I can easily agree that Chaos can feel superior if you play aggressively. Nature is very strong in defense on the other hand. And shadow can be exquisitely mean.
I'd say Astral is the most powerful late game tree, but lacks the economic support one needs in the early stages of the game.
Which affinities do you think have the best tomes? Artisan Weapons with 30+% crit chance are so powerful that this tome is a must. Also the tome of teleportation is very strong. In conjunction with actual teleporters armies are never in danger of being overwhelmed due to bad positioning.
Since then I've played Arcane, Nature, and Order in that order. Kind of also wanna get “pure” runs done first.
Of those I found Arcane to be the easiest to grasp. Mana is the only resource I ever had real lasting issues with, and concentrating on Arcane tech deals with that problem quite well. Arcane kind of seemed to be able to just dominate a battlefield with a diverse range of spells and upgrades for all kinds of different things. I'm not really sure what the downsides are supposed to be.
Nature Is very consistent in the beginning, then suddenly gets extremely strong when you unlock spawning animal units on newly acquired provinces, then dips sharply when you suddenly run out of mana because you've got too many animals running around, and finally becomes strong when you get the boons that make animal units cheaper (or whatever that was, I may be misremembering). Nature lets you grow really fast, which is thematically extremely appropriate, and it can be exhilarating to just gobble up the world, but it comes with some serious resource management issues. It's certainly interesting.
Order felt… weird to play. Can't really put my finger on it. I feel like where Nature builds wide, Order builds tall. I had tons of gold. Ran out of mana pretty often, but it never became a problem since I could mostly just buy my way out by building mana-producing buildings. Also vassals are surprisingly good to have.
For the other three I have less experience, but…
Darkness seemed the hardest so far. Being able to scout the map unharassed is pretty nice, but everyone hating you isn't.

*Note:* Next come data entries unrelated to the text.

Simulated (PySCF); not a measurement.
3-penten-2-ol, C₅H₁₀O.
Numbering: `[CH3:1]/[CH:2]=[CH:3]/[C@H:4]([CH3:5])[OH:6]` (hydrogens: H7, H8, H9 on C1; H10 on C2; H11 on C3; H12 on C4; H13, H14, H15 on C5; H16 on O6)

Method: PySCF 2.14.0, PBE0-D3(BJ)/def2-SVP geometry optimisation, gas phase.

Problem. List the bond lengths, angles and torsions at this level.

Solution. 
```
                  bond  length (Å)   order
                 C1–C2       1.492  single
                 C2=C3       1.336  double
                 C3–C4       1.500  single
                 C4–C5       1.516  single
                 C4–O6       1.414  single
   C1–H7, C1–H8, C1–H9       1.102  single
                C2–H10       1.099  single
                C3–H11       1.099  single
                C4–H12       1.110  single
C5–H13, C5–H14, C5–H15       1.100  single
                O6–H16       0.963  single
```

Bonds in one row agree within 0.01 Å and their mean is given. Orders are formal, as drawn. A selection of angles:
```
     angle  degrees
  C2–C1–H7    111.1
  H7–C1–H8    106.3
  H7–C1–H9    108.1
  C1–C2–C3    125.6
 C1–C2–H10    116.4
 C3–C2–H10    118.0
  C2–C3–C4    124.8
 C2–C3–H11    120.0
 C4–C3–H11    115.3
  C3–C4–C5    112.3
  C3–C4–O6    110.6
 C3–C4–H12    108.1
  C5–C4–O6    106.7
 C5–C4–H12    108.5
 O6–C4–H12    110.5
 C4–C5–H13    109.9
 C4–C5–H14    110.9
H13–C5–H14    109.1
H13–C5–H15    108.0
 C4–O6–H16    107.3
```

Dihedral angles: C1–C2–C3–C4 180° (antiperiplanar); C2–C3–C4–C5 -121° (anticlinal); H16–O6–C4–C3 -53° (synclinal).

Materium costs lots of mana, given that it's basically “upgrade units”, but it doesn't have that many options to generate mana, it seems, so… there's probably a way to play pure Materium, but I haven't figured out what it is.
Chaos seems cool. I think I'm gonna try that next.
Transmute metal is a must have. Once you get a bunch of mana generators, mana becomes the most efficient source of economy.
Best all around tomes? Nature. Good summons from the get go and still relevant late game.
Order might feel better if they fix vassals.
Tome of Roots, cast that living vine spell - the enemy T1-3 units are gonna spend the next one or two turns killing the vines. Your ranged units don't even get attacked, so basically no need for melee/tank units.
This is also partially due to the "pinned" mechanics, as their units cannot ignore the vines even if they wanted. Even killed a T4 demon unit today with a couple of basic units and 2x vine cast, just hilarious. Everyone walked out with >95% hp.
Then the tome of beasts, get summons as free cannon fodder. Get the materium capstone skill for T3 elemental summon, too. For some reason the AI always prioritizes killing the combat summons first.
Affinity upgrades are just so strong. +5 food from farms, double your food output? And food = population = everything else. But if you also play e.g. Barbarian and get the nature tomes, you additionally get tons of food and massive draft from province improvements. And build T2 spiders in your city.
Then compare that to playing e.g. Mystic with Astral. Everything costs mana, and yes you get buildings for some little bit of extra mana, but you get very little of everything else instead.
Horrible province improvements, like anything adding +3 mana for adjacent conduits? Compared to something giving +3 mana and +3 food for adjacent forest tiles.
Balance is totally FUBAR right now. Much of the game feels like an early beta version.
Thanks to transmute metal you can turn all that mana into gold food and production. 1 Mana = .75 gold, food AND production. It becomes the most cost efficient resource to mass.
Of course that's tier 3 tome.
Doesn't really feel so. Just thinking about how limited the city expansion is - take Adept Settlers:
+1 city equals 33% more cities before even buying any affinity upgrades
+1 starting population equals around 7 turns of growth, but since you also save 1 turn worth of Imperium on founding cities and can immediately annex the first province, it is even much better
Then you take the two affinity perks for +5 food and reduced settle time with another +1 population:
Well now you have 4+ cities by turn 20, and they're gonna be at least twice as big as other empire's cities after X turns.
Chaos also seems pretty strong if you combine the Horde tome (Spawnkin) with the Chaos affinity upgrades. Then you have really strong T1 armies which cost close to zero upkeep. Combined with the strong Draft from Barbarian buildings, you can also build those twice as fast.
But since migrating cities costs a ton of imperium, i'm not quite sure how this path translates into a similar power creep as nature does. You can get vassals for free but they're not going to like you.